Forum Moderators: open

Message Too Old, No Replies

Two more slow spiders

         

Spearmaster

1:54 pm on Nov 27, 2002 (gmt 0)

10+ Year Member



Just in case anyone else sees these:

Mozilla la2@unspecified.mail
larbin_2.6.2 vitalbox1@hotmail.com

They have been slowly crawling my sites for the past couple of days, almost non-stop picking up a page every 20-30 minutes, and obviously unable to recognize when it has been banned.

jdMorgan

4:35 pm on Nov 27, 2002 (gmt 0)

WebmasterWorld Senior Member 10+ Year Member



... and obviously unable to recognize when it has been banned.
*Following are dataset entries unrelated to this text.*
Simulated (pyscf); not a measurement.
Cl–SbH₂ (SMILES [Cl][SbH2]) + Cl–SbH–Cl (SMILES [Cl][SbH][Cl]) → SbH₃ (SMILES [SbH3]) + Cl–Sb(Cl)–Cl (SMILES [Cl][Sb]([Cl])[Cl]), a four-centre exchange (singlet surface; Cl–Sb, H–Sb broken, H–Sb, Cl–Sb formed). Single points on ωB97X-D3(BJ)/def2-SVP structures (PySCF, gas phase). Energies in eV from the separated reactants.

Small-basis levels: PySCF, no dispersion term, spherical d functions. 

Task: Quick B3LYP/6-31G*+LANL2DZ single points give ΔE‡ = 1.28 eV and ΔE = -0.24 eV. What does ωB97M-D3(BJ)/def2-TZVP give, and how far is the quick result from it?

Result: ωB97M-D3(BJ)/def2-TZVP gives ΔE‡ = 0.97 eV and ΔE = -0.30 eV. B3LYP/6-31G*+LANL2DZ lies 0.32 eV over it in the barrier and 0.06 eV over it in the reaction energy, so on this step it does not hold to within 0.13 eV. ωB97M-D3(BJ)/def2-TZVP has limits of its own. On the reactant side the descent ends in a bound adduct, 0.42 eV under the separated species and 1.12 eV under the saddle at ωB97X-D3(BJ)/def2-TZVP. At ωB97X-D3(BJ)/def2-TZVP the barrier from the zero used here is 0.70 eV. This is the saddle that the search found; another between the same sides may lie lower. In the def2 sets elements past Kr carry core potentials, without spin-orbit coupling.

Do you mean you are returning a 403-Forbidden response, or that you Disallowed them in robots.txt?

I've got a 403-block on "larbin", but I've never heard of the other one.

Thanks,
Jim

wilderness

5:04 pm on Nov 27, 2002 (gmt 0)

WebmasterWorld Senior Member 10+ Year Member Top Contributors Of The Month



Jim,
I've seen both of these with a variety of beginnings;
SetEnvIf User-Agent unspecified.mail$ keep_out
SetEnvIf User-Agent sender.com>)$ keep_out

Spearmaster

1:53 am on Nov 28, 2002 (gmt 0)

10+ Year Member



Blocked the specific IPs in .htaccess. I really hate to play with robots.txt :) Unfortunately, Turnitinbot made me have to go update robots.txt.

Wilderness, I've seen the unspecified one as well - but that hasn't bothered me much.

By any chance, has anyone seen a browser that returns a null string? I can't ban this in .htaccess because Apache always returns "-" for a null string and some browsers legitimately have a hyphen...

jdMorgan

2:11 am on Nov 28, 2002 (gmt 0)

WebmasterWorld Senior Member 10+ Year Member



Spearmaster,

I suggest you read deeply in this forum before implementing blocking. You can block user-agents starting with a specified string, user-agents ending with a specified string, user-agents containing a specified string, or user-agents which exactly match a specified string.

That's what all the hats and dollars ( "^" and "$" ) are for in the block lists you see here. These are present because the string-matching uses regular expressions [etext.lib.virginia.edu] - a pattern-matching specificaton language, if you will.

You really don't want to block null user-agents! There are many reasons a user-agent might be null, and many are beyond the control of the person using the browser. Corporate proxies often block UA, and Norton Internet Security and similar products will also block UA in their out-of-the-box default mode.

Jim

wilderness

3:11 am on Nov 28, 2002 (gmt 0)

WebmasterWorld Senior Member 10+ Year Member Top Contributors Of The Month



<snip>You really don't want to block null user-agents!>

Jim,
I ALMOST! Agree with you here 100 %.
I have seen many devious attempts to access with a null UA.

The only vaild spidering I've lost as a result of denying blank UA's was I believe Lycos.
I emailed the bot's website and they were totally baffled by explanation that the only reason their bot was being denied was because of the null UA.

The amazing thing was that each time they spidered there were two log entires. One with both null Referrer and UA. Then the second where the robots.txt was read and the UA was identified.
The logic of this defies me. Yet they wouldn't contine with the spider as a result of the 403 from the initial null.

Spearmaster

5:33 pm on Nov 28, 2002 (gmt 0)

10+ Year Member



I had implemented it for about 10 seconds before I realized I was potentially cancelling out lots of legitimate browser agents.

By the same token, I don't want someone ripping my site without any possible identification as to who it might be (other than an IP, of course) - and since I read my logs twice a day (I can hear you all laughing LOL) by the time I've discovered a rogue bot, it's too late. But personal anaylsis often makes the difference when determining whether or not the visit was legitimate.

wilderness

2:21 am on Nov 29, 2002 (gmt 0)

WebmasterWorld Senior Member 10+ Year Member Top Contributors Of The Month



<snip>But personal anaylsis often makes the difference when determining whether or not the visit was legitimate.>

Spearmaster,
Ilike your thinking :-)
I've had a visitor today at four different time frames from a University. They enter the main page. No robot's or nothing.
These types of visits have taugt me two be suspicious.

I'm sure the computer labs at many university's run 24/7 however I'm not sure they are out making probes on a holiday?